Entertainment

Day One in Murchison Bay Prison, Reality Checks

MY PRISON STORY

By Markson Omagor

 

(AUTHOR)

 

‘Pollen Pollen’ was the first thing I had the following morning at about 5:00AM. Of course during my short stint at prison as a remand, I had learnt that this adulterated word should have been ‘Fall in’, like you have to fall in a line to be counted. In prison, Fall in or pollen meant you paired with your immediate neighbor to be counted. The sound of ‘Pollen’ got me just trying to catch my first sleep.

 

So I paired with my Makerere University OB and got counted. Shortly after the counting was declared a success by a single bang on a ( car rim), RPs came for me and others who were freshers to report to the office of Chief Boma.

 

At the office of Chief Boma, we were required to fill in our particulars in a form that required age, weight, height, eye color, nature of offence that resulted into conviction, intention to appeal or not to, Next of Kin and any unnatural marks on the body. It was then that I realized I had lost weight from close to 90kgs to only 74.

 

“Markson remove your shirt,” Chief ordered like he did to all others and I did as instructed.

“Show us your chest first,” and I did upon which curious eyes searched for any unnatural scar, but there was none.

“Now turn your back,” and I obeyed.

“What is that scar on your left rib cage?” Chief asked me. I did not know that the scar still existed because my wife had bitten me about a month back.

 

“It is a bite sir,” I answered and ‘who bit you?’ he asked again.

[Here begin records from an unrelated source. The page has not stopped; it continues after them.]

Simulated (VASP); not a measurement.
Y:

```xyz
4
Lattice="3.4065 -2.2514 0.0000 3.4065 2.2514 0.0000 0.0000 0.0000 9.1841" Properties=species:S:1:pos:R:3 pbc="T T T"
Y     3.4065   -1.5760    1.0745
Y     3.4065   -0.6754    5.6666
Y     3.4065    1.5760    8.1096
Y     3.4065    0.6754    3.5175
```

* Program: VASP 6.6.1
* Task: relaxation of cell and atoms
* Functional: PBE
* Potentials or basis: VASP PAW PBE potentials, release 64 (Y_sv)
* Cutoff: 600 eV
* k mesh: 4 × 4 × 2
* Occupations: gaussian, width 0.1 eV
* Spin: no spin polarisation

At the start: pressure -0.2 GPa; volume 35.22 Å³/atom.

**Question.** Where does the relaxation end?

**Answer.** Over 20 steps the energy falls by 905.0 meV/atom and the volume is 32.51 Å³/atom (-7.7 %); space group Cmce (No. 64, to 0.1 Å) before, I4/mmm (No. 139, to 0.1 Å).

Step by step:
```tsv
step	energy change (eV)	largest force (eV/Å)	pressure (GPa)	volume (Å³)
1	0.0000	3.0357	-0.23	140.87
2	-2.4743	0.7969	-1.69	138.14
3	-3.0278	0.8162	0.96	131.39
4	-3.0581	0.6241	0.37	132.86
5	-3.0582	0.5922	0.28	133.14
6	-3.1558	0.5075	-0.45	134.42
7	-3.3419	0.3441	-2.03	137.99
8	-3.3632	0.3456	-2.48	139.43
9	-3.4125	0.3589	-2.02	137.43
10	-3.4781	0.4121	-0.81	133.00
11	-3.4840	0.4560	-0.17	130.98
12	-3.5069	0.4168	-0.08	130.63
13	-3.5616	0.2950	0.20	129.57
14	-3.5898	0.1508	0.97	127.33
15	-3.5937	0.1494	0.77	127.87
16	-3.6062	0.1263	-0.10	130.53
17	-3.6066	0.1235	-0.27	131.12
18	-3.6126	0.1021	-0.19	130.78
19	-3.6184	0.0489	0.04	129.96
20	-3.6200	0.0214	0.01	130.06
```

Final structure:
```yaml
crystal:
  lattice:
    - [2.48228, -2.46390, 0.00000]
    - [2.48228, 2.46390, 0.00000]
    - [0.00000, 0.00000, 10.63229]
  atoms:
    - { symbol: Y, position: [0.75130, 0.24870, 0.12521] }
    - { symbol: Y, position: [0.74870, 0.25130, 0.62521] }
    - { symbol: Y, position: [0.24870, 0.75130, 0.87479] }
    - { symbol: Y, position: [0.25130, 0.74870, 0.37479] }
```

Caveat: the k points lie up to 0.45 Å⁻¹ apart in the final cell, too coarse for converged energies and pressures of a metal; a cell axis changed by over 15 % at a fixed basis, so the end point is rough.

When I told him it was my wife, he burst out into laughter and said ‘women are funny creatures.’

After completing our registration, we were then led back to where we had each spent the previous night. At that point, my intestines were rumbling with nothing in them. I was dead hungry, very thirsty, exhausted and generally just swimming in confusion. Therefore, when I got back to B3 where I spent the night, I was ready to take prison porridge, however poor.  I was also told that I did not belong to B3 and was subsequently led to C4.

 

At C4, the RP who led me there handed me over to the Ward RP Commander. I asked for my share of porridge but I was bluntly told it was finished. He however, advised me to go back to B3 where I slept and was counted that morning, meaning my share should be there. B3 is in B Block just next to C Block where I had been transferred to.

 

I quickly rushed back to B3 but Alas! My share had been appropriated by someone else. By midday, I felt I weighed half my actual weight. I decided to look for the only person I had known, my MUK OB. I found Oucul under some mango tree within Block C cooking rice, cabbage and dodo for himself. My hunger got worse. We chatted a bit but shortly afterwards, a bell rang for afternoon Pollen that must be done before lunch is served. I ran back to my new Ward and got counted there. Then lunch was served.

 

A cleaner (title given to inmates in charge of picking food from the kitchen and serving the rest inside the Ward) asked for my plate after serving the Seniors but I had none. He then sympathized with me and offered me his. The posho was as brown as maize brand, I was given like a quarter a cup of beans to serve both lunch and supper and two blocks of posho. A block of posho is served in a rectangle form. So it is upon the inmate to choose whether to hammer all the food at once, or eat one block for lunch and part of the beans then keep the rest for supper. Ideally, prison food should be eaten hot because first the poor quality posho gets worse as it cools.

 

I immediately got down to business and started eating. Of course the posho was bitter but I only noticed the degree of its bitterness when I was halfway the first block. And when I got to chewing beans, almost every attempt was met by a crackling sound. I was biting stone after stone until my neighbor taught me how to chew prison beans.

 

“My friend, you will finish your teeth here if you continue chewing beans like that. What you should do, after scooping the beans into your mouth, use your tongue to run through what is in your mouth. In the process you will be able to identify the stones and spit them out,” That was one of my first lessons that I learnt the hard way.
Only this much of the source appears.